Traditional Healers Involved in KZN Consultative Workshop
The DST/NRF Foundation Centre of Excellence in Indigenous Knowledge Systems (IKS) in collaboration with the Department of Science and Technology (National IKS Office) conducted a provincial consultative workshop with traditional healers from all the district municipalities of KwaZulu-Natal.
The Centre’s hub is based at UKZN.
The focus of the workshop was on: The Draft National Regulatory Policy Framework for the Accreditation and Certification of Indigenous Knowledge Holders and Practitioners.
The Regulatory Framework will provide a system for recognition, standardisation and professionalisation of indigenous knowledge holders and practitioners’ skills, experience, learning and practices.
Professor HO Kaya, Director of the DST-NRF Centre of Excellence in Indigenous Knowledge Systems which has its hub at UKZN, is a member of the DST (National IKS Office) Working Group which drafted this Regulatory Framework.
The provincial consultation was part of the national public consultative process on the draft document which began in February 2014 before it goes to Cabinet.
The objective of the Regulatory Policy Framework is to redress mainstream IKS and affirm indigenous knowledge as a knowledge domain on its own merit. The process is in line with Chapter 3 of the National IKS Policy (2004) which mandates the Department of Science and Technology to address the elements of indigenous knowledge that are not accommodated within the National Qualification Framework (NQF) and explore the existing opportunities for accreditation and certification of indigenous knowledge holders within the current NQF.

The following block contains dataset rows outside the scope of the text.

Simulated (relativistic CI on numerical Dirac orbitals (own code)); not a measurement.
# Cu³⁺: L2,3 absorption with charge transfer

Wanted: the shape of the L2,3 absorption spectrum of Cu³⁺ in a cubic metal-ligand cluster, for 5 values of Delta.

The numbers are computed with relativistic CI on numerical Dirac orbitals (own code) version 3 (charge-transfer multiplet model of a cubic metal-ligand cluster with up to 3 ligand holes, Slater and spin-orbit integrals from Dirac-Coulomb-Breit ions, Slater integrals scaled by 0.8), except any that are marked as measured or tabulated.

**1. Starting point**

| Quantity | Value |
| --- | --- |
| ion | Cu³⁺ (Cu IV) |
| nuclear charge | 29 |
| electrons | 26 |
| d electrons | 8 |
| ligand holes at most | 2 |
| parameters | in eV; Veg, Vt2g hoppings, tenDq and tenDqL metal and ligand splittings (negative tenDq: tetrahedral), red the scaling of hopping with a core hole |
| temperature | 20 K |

The accreditation and certification of indigenous knowledge holders and practitioners will serve to promote their constitutional rights. Most of the local communities depend on indigenous knowledge for sustainable livelihood in terms of food security, natural resource management and natural disaster management, governance, conflict resolution, health, technologies and many more.
The accreditation of IK holders and practitioners will help Africa contribute to the global pool of knowledge on its own terms using knowledge systems produced by its own practitioners. This knowledge needs to be made visible, recognised and interfaced with the other knowledge systems to meet the challenges of the 21st Century.
The process will also provide an opportunity for a mutual professional exchange of knowledge and practices between the IK holders and practitioners and conventional western knowledge practitioners.